Consider a state with heavy Republican support, Tennessee.
Each Tennesse county has different turnout rates
This plot shows the turnout rate for each age from 18 to 100 in all of Tennessee’s 95 counties.
Each • point is the turnout rate for a particular age group in a particular county.
And the
red line shows the average turnout rate for the age groups across counties.
There is no statewide key
This is essentially Douglas Frank’s state-level “key” that he uses to predict the turnout rate in each
county . If Doug Frank was correct, then all the points would cluster around this line.
But clearly this isn’t the case. There is a lot of variation across the counties. So not surprisingly, the
state-level turnout rate isn’t going to be a perfect prediction of the turnout rate in Tennessee’s counties.
But if there is so much variability, how could Douglas Frank possibly claim to have such strong correlations
between his predictions and the actual results? That’s because he performs a sleight of hand and examines the
number of people who turnout to vote from an age group, rather than the turnout rate.
Frank’s focus on turnout counts causes him to overstate the predictive power of his voter fraud test. In fact,
when predicting counts he reaches the unsurprising conclusion that age groups with more individuals have more
people turnout to vote.
Had he focused on turnout rates—which is actually what his conspiracy theory implies
should be predictable–instead of counts, he would have noticed his predictive power is much lower.
We’ll use Frank’s procedure to estimate a state-level key for Tennessee (basically the red line in the previous plot).
This is his prediction of Union County’s turnout rate.
We can plot the actual turnout rate against this
prediction. The 45-degree line shows where the points would fall if we made a perfect prediction. Clearly, the
predicted turnout rate is different than the actual turnout rate. The predicted and actual only correlate at
only about 0.57.
But if we plot the turnout count rather than the rate it magically appears that the relationship between the prediction and actual results is stronger.
Now the correlation is 0.99–a number that Frank says “ain’t natural.”
What’s going on here?
After all, it seems strange that a poorly predicted turnout rate could result in such a strong correlation for turnout counts.
Frank’s test is not a test of voter fraud at all. When we correlate predicted and actual counts we’re only recovering the obvious fact that age groups with more registered voters will have more voters cast ballots than age groups with fewer registered voters.
The variation in the age group sizes overwhelms the correlation coefficient, causing it to increase and converge on 1. In other words, because age groups with large numbers of people will obviously cast more votes than age groups with small numbers of people, we will mechanically observe a very strong correlation between group size and the number of votes cast.
This is not suspicious in the least: the larger a group is, the more votes they will cast in an election, and the correlation will therefore be very high.
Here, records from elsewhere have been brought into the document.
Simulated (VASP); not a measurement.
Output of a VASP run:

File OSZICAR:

To understand this basic pattern, let’s consider a simple fictitious county where there is no vote manipulation. In our fictitious county every age group turns out at a different rate, but in our first election every age group has the same number of people—100 residents.
Using this fictitious county we follow Doug Frank’s procedure to estimate a predicted turnout rate for each group. Based on this prediction, we find that the predicted correlation correlates with the truth at 0.26.
Because every age group is the same size, we find the same correlation when we predict the number of people from each age group who vote, rather than their turnout rate.
But if there is variation in the number of people in each age group, the correlation between our predicted count of voters and the actual number of voters from each age group will appear stronger.
To see this, let’s return to our fictitious county and make one age group slightly bigger than the other age groups—but critically we leave all other age groups the same size.
The plot on the left shows the new relationship between the predicted and actual turnout counts as we increase the size of this single age group.
To get a sense of how increasing the size of the largest group changes the correlation between predicted and actual counts, the plot on the right shows how the correlation changes as we increase the size of the largest group.
The horizontal axis is the size of the largest group and the vertical axis is the correlation between predicted and actual turnout counts—Douglas Frank’s test of voter fraud.
The line tracks the evolution of the correlation as we change the size of the largest group and the point shows the correlation between predicted and actual turnout counts for the plot on the left.
Put simply, the plot on the right shows that Frank’s supposedly unnatural correlation can have quite natural origins. As the group size gets bigger, the correlation between the predicted and actual counts gets closer to 1, even though the underlying prediction about turnout rates remains identical–with a correlation at about 0.26.
The explanation is simple: making one group bigger results in more variation across age groups and this variation swamps the correlation.
Bottom Line:
Douglas Frank’s supposed evidence of fraud is not really evidence at all.
His tests aren’t really tests, there is plenty of county to county variation, and his statistical analysis exaggerates his predictive ability.